But the article about the techniques coming from China struck some kind of nerve. It's hard to say why. There have been many articles that described the SERE techniques as having evolved from concerns about the brainwashing of POWs during the Korean War. Here's one from Daily Kos last year about the CIA that mentions where they came from. The two psychologists mentioned, James Mitchell and Bruce Jessen were also featured in this article on teaching SERE techniques at Guantanamo at Salon. This article, also by Mark Benjamin, specifically mentions the KUBARK manual, in the context of sensory deprivation, written in 1963 to summarize what had been learned by researching the Chinese tactics. And even the movie Conspiracy Theory (1997) mentions MKULTRA, another derivative of the study of the techniques that underlay brainwashing. That's if you don't want to talk about The Manchurian Candidate, which came out in 1962, and was based on tactics used on American POWs in the Korean War. Perhaps nobody realized that the Chinese were our adversaries in that war. That would be really sad, a bad day indeed for all the history teachers in the country. More likely, nobody read all those other articles? Or was the surprise over the never before in mainstream media print revelation that those tactics had never been designed to get intelligence, only confessions, and were used for false confessions by the Chinese? Since it is, as far as I can tell, really true that this little fact has never been in mainstream print before, let's hope this was the cause of the surprise.

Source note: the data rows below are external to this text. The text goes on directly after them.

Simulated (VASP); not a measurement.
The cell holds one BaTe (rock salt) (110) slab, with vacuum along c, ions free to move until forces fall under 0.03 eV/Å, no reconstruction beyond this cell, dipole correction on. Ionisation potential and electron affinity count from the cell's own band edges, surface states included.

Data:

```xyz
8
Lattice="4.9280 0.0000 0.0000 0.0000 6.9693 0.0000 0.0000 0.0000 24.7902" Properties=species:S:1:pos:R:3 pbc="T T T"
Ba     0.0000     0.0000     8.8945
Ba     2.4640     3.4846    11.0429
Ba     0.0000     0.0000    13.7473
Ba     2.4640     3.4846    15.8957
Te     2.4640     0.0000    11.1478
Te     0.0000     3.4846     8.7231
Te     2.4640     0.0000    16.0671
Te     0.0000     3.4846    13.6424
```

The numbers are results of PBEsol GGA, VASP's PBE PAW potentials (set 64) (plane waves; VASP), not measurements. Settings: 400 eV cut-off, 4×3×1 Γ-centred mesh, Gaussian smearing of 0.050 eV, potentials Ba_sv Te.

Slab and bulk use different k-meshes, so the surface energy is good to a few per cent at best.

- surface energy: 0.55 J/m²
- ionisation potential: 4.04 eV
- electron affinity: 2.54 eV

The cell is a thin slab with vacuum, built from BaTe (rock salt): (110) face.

Some of the outrage was caused by this "proof" that torture produces false data. Believe it or not, technically that is not true. The truth of a coerced confession depends on the truth of the statement itself, which is not a decision made by the prisoner who is confessing under torture. The statement is given to the prisoner by those forcing it, and the prisoner confesses it. So it may be true or false, and its veracity has nothing to do with the brutality of the method. Confessions simply are not a form of information collection. They are a form of propaganda, when the confession is broadcast, as it was during the Korean War, they are a form of intimidation, when people see how broken the prisoner is, or when the prisoner realizes that there is nothing they can do to stop themselves from giving in. But they are not a form of information extraction. Consequently, they don't stop ticking bombs, they don't keep troops from encountering IEDs or running into sniper fire, they don't provide intelligence at all.
Torture has a long history as a form of confession. In fact, that was its purpose in Roman times, and that was its purpose when used by the Inquisitors of the church. It was its purpose during the Cold War, along with the propaganda purpose mentioned above. There are certainly fears that it will be more. The fear that drove the research in the 1950's was twofold: That these techniques would be used to cause captured soldiers to give up sensitive information, and that they could be somehow brainwashed, have their psyches rewritten with secret instructions to cause harm after their release at a later date. Experiments and programs were conducted on both fronts: SERE was the result of efforts focusing on inuring soldiers to giving up sensitive information, and the sensory deprivation and MKULTRA programs were concentrated on seeing whether psyches could be rewritten. In the latter case, they learned that the old psyche could be forced to come apart, but had trouble actually writing a new one. Countless (because we still don't know who they all were) experimental subject disasters later, the latter project was given up, but the methods became part of the documents, like KUBARK, and they became part of the methodology drawn on by both the CIA and the U.S. military in their recent excursions into torture and cruel, inhuman and degrading treatment. Mitchell and Jessen also had numerous other studies at their disposal, like the Milgram experiments and the Stanford Prison Experiment.
It could be argued that SERE is where the belief in the existence of an interrogation method including torture as its basis survives. The Chinese, and from descriptions the Vietnamese during the Vietnam War as well, seem to have used the methods as confession methods, not to save their prisoners souls, but to put them on display for propaganda purposes. It has always been the West that seems to have believed more in the value of torture for extracting information. It is in our movies, long before the series '24', but certainly perfected in that series. The concept of torturing information out of prisoners is even in comedy skits ("Sign zee papers, old man..."). But confession is what it most usually produces, and confessions are what American interrogators chiefly have got out of it.
That being the case, there is little reason for it, besides intimidation, propaganda, and revenge.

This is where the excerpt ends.